Most of this gray-clad mob belonged to Lt. Gen. Richard Heron Anderson’s Corps, referred to sometimes today as the Fourth Corps. After Ulysses S. Grant’s Federal army shattered the Confederate defenses around besieged Richmond and Petersburg, Va., four days earlier, Anderson’s soldiers had joined Lee as he retreated west along the Appomattox River.

When Anderson rode up to Lee in the aftermath of the Battle of Sailor’s Creek, the distraught army commander merely moved his head toward his vanquished subordinate without looking directly at him. With a brusque wave of his arm, he ordered the general to “take the stragglers to the rear….I wish to fight here.” As Lee diverted his attention to rallying as many troops as he could to make a stand, Anderson turned his horse and joined the backwash of his ruined corps in its flight.
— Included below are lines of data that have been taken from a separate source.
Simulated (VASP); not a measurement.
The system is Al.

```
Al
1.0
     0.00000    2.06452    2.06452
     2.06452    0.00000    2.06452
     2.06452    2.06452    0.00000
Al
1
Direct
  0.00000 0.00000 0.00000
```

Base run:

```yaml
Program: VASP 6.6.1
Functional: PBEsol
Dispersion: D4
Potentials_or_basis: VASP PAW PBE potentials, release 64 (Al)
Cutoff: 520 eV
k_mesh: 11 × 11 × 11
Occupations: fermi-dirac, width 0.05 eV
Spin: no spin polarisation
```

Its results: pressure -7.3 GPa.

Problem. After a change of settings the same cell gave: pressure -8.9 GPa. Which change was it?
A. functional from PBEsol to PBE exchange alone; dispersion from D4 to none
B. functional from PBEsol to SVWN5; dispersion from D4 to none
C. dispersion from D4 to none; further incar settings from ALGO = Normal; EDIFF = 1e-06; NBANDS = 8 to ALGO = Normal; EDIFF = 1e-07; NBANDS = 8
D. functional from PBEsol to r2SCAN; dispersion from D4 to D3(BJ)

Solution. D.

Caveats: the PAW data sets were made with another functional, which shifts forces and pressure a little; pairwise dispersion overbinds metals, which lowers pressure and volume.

The moment was a far cry from the one 11 months earlier when Lee had confidently turned to Anderson for help on a different Virginia battlefield. During the Battle of the Wilderness in early May 1864, when Army of Northern Virginia First Corps commander Lt. Gen. James Longstreet was mistakenly shot by his own men, Lee chose then-Maj. Gen. Anderson to replace “Old Pete” while he recuperated.

Longstreet’s chief of staff, Colonel G. Moxley Sorrel, had confided in Lee that the 43-year-old native of Statesburg, S.C., would be a worthy surrogate for Longstreet, saying, “We know him and shall be satisfied with him.” Anderson was moved to tears when the veterans of the First Corps cheered and flung their hats in the air as he rode among them.

An 1842 graduate of West Point, Anderson had distinguished himself as a lieutenant of dragoons during the Mexican War. He later honed his military skills on the Western frontier, rising to captain. “He was a favourite in his Regt.,” Lee recalled, “& was considered a good officer.”

When South Carolina seceded in December 1860, Anderson entered Confederate service. He rose from colonel to brigadier general within six months. After initially serving in command of defenses at Charleston, he was transferred to Florida, where he was wounded while leading an attack near Fort Pickens. By mid-February1862, he was in charge of a South Carolina brigade in then-Maj. Gen. James Longstreet’s command.

For his aggressive leadership at the Battle of Seven Pines during the 1862 Peninsula Campaign, Anderson earned the nickname “Fighting Dick.” In July 1862, Lee commissioned him a major general and assigned him to command of Longstreet’s Second Division.

Fighting Dick was liked and respected throughout the army. Confederate artillerist E. Porter Alexander called Anderson “a sturdy and reliable fighter” and “as pleasant a commander to serve under as could be wished.” Diarist Mary Boykin Chesnut, a childhood friend of Anderson’s, called him “the most silent and discreet of men.”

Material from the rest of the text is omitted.